But as the lens shifts to the present, we see the class of '00 — and a whole mess of shit-talking — with Liars, Yeah Yeah Yeahs, A.R.E. Weapons, Gogol Bordello, Black Dice, and Flux Information Sciences corralled as the new reigning N.Y. force. Again, their creative processes are intriguing: One Flux member describes taking inspiration from the “groovy rhythms” of a nearby metal stamping factory, saying, “New York City is the script, and we interpret that.”
But it doesn't take long for some bitter pills to enter the bloodstream. The new brood is tagged “posey,” “fashioned,” “redundant,” “mama's boys,” and “spoiled brats from the suburbs” by its predecessors — tags that are hard to wrap around, say, the humble displays by Liars and Black Dice, bands making really interesting music far from MTV's accolades. Of everyone interviewed in the movie, Lunch seems to have the most vitriol, as she chides the current generation for lacking the intellectual fortitude to make music as extreme as she strongly believes it used to — and should still — be. At least her comments are provocative, and make clear that she expects nothing less than a musical revolution (although she doesn't seem to understand that bands like the YYYs are simply “experimenting with what works,” as its members explain; they never claimed to change the world).

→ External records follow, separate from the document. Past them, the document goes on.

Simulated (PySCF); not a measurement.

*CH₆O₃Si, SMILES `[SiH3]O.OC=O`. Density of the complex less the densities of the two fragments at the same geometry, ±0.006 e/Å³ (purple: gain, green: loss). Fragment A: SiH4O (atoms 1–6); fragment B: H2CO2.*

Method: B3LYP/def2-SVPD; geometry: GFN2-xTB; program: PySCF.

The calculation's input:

A.R.E. Weapons, on the other hand, get far too much screen time; its members despise even the bands they admit they haven't heard — to the point of hilarity. In a shining example of their ongoing ridiculousness, one Weapon prattles on like a caricature of record geek vanity, bragging, “ESG was fucking cool when I was in 11th grade and college. For me it was fucking cool 10 years ago. … For someone else it was cool 20 years ago,” an unsubtle slam against the Liars' admission that they're so unhip as to still celebrate the seminal South Bronx act. (And what has A.R.E. Weapons brought to the table aside from disastrously poor performances?) There's no room to appreciate or discover anything for the first time with these protectors of cool's corridors — everything's been done, hermetically sealed in retrospect, and impossible to top. It's an irony within a film that celebrates artists for their free thinking, but a salient point when it comes to arguments over what is a progressive way to make music and to view its creators.